January 16, 2022 San Francisco

Entropy isn't sufficient to measure password strength.

If you know a lot about passwords, you probably know that it’s good to choose a password from a distribution \(W\) with a lot of “entropy”. The (Shannon) entropy of a distribution is defined as:

\[H(W) = \sum_w\mathrm{P}(w) \log\frac{1}{\mathrm{P}(w)}\]

This definition is an answer to the question “how much information is encoded in a chosen password, on average?” This is also the approximate number of bits we need to specify which password we picked. An adversary would need to try at least \(2^{H(W) - 2} + 1\) passwords in order to guess yours, on average.1

This is typically how people think about choosing strong passwords, and it works well in the case where we’re choosing among equally likely passwords. But it breaks horribly when we allow our distribution to be non-uniform. Because choosing good passwords is about memorableness as well as sheer strength, we might sometimes want to use complicated password selection schemes that don’t necessarily give uniformly distributed selections, and Shannon entropy can really screw up here.

A comically bad password selection scheme

Consider the following password selection algorithm:

  1. Roll a 20-sided die.
  2. If the die comes up 20, choose a random password from \(n\) possibilities.
  3. Otherwise, choose the password password.

Of course, this is a terrible password selection strategy. 19 times out of 20, your password will be the very first one the attacker tries, if they know your strategy. But the entropy here doesn’t reflect that - for example, if we pick a random 1000-character lowercase password when we get a 20, this has an overall entropy of about 235 bits. Entropy tells us that we have an extremely strong password, since on average it will take a long time to crack the password. But of course in the typical case, it will take no time at all.

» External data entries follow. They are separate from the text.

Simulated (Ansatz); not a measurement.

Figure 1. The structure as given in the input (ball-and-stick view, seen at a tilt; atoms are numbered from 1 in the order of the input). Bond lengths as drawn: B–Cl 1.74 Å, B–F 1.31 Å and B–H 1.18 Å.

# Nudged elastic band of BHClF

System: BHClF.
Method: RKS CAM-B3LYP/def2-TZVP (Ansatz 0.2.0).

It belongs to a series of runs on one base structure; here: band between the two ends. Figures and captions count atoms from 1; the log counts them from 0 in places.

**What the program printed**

Clearly something is wrong here. How can we fix it?


The first thing to notice is that, as we’ve already implied, we’re engaged in a game of strategy with any would-be password crackers. We pick some strategy for choosing passwords, and then our opponent picks a strategy for guessing them. Our opponent’s best response is going to be to try the most likely passwords first.

So how should we really measure our password selection strategies? One way would be to use the information content of the most likely password, instead of the average information content:

\[H_{min}(W) = \min_{w \in W}\log\frac{1}{\mathrm{P}(w)}\]

This is called the min-entropy, and it’s nice for several reasons, not least because when \(W\) is uniform, \(H_{min}(W) = H(W)\).

An issue with this method, though, is that it doesn’t let us distinguish the d20 scheme above with 1000-character passwords on a high roll, from a similar scheme with only 3-character passwords on a high roll. Even though the scheme is bad in both cases, it’s still better in the former case than the latter, if only by a little.

But I think the most important thing about the min-entropy is that it gives us a conservative estimate that we can use to compare password selection schemes, while Shannon entropy gives something more like a central estimate. If the min-entropy is \(b\) bits, we can feel really confident that it will take \(2^{b - 1}\) guesses to crack our typical passwords, even if the distribution isn’t uniform. If one scheme’s min-entropy is better than another’s Shannon entropy, we can feel secure that the first scheme is better.

Thanks to Adam Scherlis for pointing out the issue with Shannon entropy, Katja Grace for discussions about the problem, and Thomas Sepulchre for pointing out a major flaw in the original post.

  1. See Massey’s (very short) “Guessing and Entropy” for a discussion of this lower bound.]